At 17:27 1/20/01, you wrote:
John, are the calculated AOV values for a given focal length absolute, or
does the lens design come into play? Some 28's seem to provide a wider view
than others. Is this due to fudging the stated focal length?
Mickey
Possibly:
First, ensure they are giving you the "diagonal" AOV. I have seen a few
specs giving the "horizontal" AOV along the 36mm edge of the film
frame. This will be noticeably narrower than the AOV for the diagonal.

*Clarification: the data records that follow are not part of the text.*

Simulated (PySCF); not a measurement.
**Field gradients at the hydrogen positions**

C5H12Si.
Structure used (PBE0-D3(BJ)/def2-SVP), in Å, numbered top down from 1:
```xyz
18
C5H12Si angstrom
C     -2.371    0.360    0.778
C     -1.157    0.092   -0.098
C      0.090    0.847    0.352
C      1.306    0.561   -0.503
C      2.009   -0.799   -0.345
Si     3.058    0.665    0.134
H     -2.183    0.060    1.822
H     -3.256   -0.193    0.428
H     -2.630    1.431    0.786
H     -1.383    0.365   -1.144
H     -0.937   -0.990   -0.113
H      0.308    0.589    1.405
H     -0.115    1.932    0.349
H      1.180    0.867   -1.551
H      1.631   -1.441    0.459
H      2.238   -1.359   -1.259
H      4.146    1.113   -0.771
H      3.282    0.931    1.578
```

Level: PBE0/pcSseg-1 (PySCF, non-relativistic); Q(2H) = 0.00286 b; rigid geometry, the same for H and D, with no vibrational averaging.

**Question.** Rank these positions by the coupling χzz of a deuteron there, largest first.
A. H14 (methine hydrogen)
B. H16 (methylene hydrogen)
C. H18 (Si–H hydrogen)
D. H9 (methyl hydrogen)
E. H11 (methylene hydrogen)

After that, it's probably fudging of the true focal length. Very few (if
any lenses) are exactly the stated focal length. They should be very, very
close to it though. The biggest focal length fudging I've seen is for
after-market super-wides . . . trying to get just one mm shorter than the
competitors' for marketing . . . and stretching the truth slightly. I've
found the Zuiko's to be reasonably accurate. Anyone doing photometrics
requires exacting measurements for specific lenses.
-- John
P.S. Beyond the short answer, there are two things related to this with
practical lens designs:
1. Aside from the angle of view, each lens design has a "coverage." A
lens' coverage is its "image circle" taking in the entire acceptance angle
of the lens. This is almost always bigger than the film frame (which
determines the angle of view), even at infinity focus. With 35mm and MF
this is done to eliminate some of the severity of cos^4 falloff at the
edges of the image circle which would end up in the corners of the frame.
It's a design trade-off between that and having too much extra light
(unused by the film frame) bouncing around inside the "light box" at
closest focus and risking flare (area between back of lens and film
frame). [see #2] If you look at the back of the 200/4 or 300/4.5
telephotos, you will see a somewhat rectangular shaped baffle inside the
lens near the back. It is designed to block some of the image circle that
won't be used before it enters the light box. For view camera lens
designs, the "coverage" is important for other reasons . . . to allow
tilting the standards and still having the image circle cover the film frame.
2. Most prime lenses are focused by the helical moving the entire lens
forward. As you focus from infinity to closer distances the image circle
gets larger at the film frame. Imagine a cone of light getting taller; the
base gets bigger. Non-macro lenses do not focus much closer than 6X to 8X
of the focal length, so this isn't a big deal. The focusing helical of a
normal 50mm only moves the lens 7-8mm forward at closest focus and the
image circle doesn't grow by much. For a macro lens or when using an
extension tube that racks the lens out much farther for very close
focusing, it does. As a result, the AOV at closest focus for a macro lens
will be measurably less than that at infinity. It's why someone who does
much macro work eventually gets entangled in at least understanding
"bellows" or "extension" factors. The same light spread out across a much
wider image circle at the film plane requires exposure compensation. TTL
metering will automagically compensate. For external metering,
compensation must be computed and taken into account at focusing distances
less about 8X the focal length, the point at which the compensation
required exceeds about 1/3 stop. Lenses using internal focusing change the
rules entirely (this is more than a floating aberration correction element).